Strip-till saved Ed Hegland so much fuel that his fuel supplier thought he’d switched suppliers, says the Appleton, Minn., grower. “The switch from full-width tillage cut our fuel use roughly in half,” he says.

A Corn & Soybean Digest review of academic studies and various growers’ conservation-tillage transitions reveals significant fuel, labor and equipment cost savings. Added to the long-term benefits of better soil health and moisture management makes reduced tillage a winning financial and agronomic combination.

The Rulon Family, Arcadia, Ind., has no-tilled continually for 21 years. The spreadsheet wizards calculate a 12% cost savings over conventional tillage corn in their no-till continuous-corn operation ($3.81 per bu. no-till corn cost of production vs. $4.34 per bu. conventional tillage). They have documented every penny of their long-term no-till costs compared to conventional tillage. (Details at http://bit.ly/xk9K1I.)
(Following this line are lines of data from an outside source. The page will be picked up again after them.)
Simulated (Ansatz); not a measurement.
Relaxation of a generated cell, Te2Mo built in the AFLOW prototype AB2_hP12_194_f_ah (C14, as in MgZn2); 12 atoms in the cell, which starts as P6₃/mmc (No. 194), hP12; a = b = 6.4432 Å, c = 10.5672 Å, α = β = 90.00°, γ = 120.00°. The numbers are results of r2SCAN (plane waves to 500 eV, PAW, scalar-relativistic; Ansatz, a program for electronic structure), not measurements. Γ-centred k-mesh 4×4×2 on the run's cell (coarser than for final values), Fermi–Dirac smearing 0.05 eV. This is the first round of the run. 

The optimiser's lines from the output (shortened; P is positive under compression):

A University of Illinois comparison of strip-till costs and “typical-till” found a 23% savings in combined tractor and implement overhead, fuel and labor costs, says Illinois Ag Economist Gary Schnitkey. The “typical-till” system uses a field cultivator for a secondary tillage pass before planting, and fields are chisel-plowed after corn harvest.)

 

35% fewer gallons

The Illinois strip- and no-till operations studied saved 35% in fuel gallons used over the typical-till (2.4 gal. per acre vs. 3.7 gal. per acre). In 2006, University of Illinois results indicated that the two low-till systems have about $19.05 per acre fewer costs and 1-2 gal. less fuel per acre use than the typical-till or deep-till systems. (For details please seehttp://bit.ly/AltTill). (Total 2012 costs average $62.88 per acre for strip-till and no-till and $49.06 per acre for no-till, while typical-till was $81.93 per acre.)

A 2011 Kansas State University comparison of 390 mixed tillage and 112 no-till operations in central Kansas found a 14-27% reduction in gas, fuel and oil costs among Kansas no-till farms compared to mixed-tillage operations. In addition, labor expense per acre was 12-23% lower for no-till farms than for mixed-tillage operations. In a longer-term study, no-till farms had a higher cost efficiency, lower per-unit costs, better labor- and capital-use efficiency and a higher operating profit margin ratio, according to study author Michael Langemeier, now with Purdue University. (See http://bit.ly/Pnyi7O).

For no-tiller Cameron Mills, Walton, Ind., fuel savings are as high as 40% over conventional tillage. “We’re down to a planter pass and a combine pass; it’s a no-brainer,” he says. He spends $23 per acre on cover crop seed and aerial application. (Mills is retrofitting his bean planter with an air seeder for double duty to blow crimson clover, winter peas, radishes and rye mixed cover-crop seed.)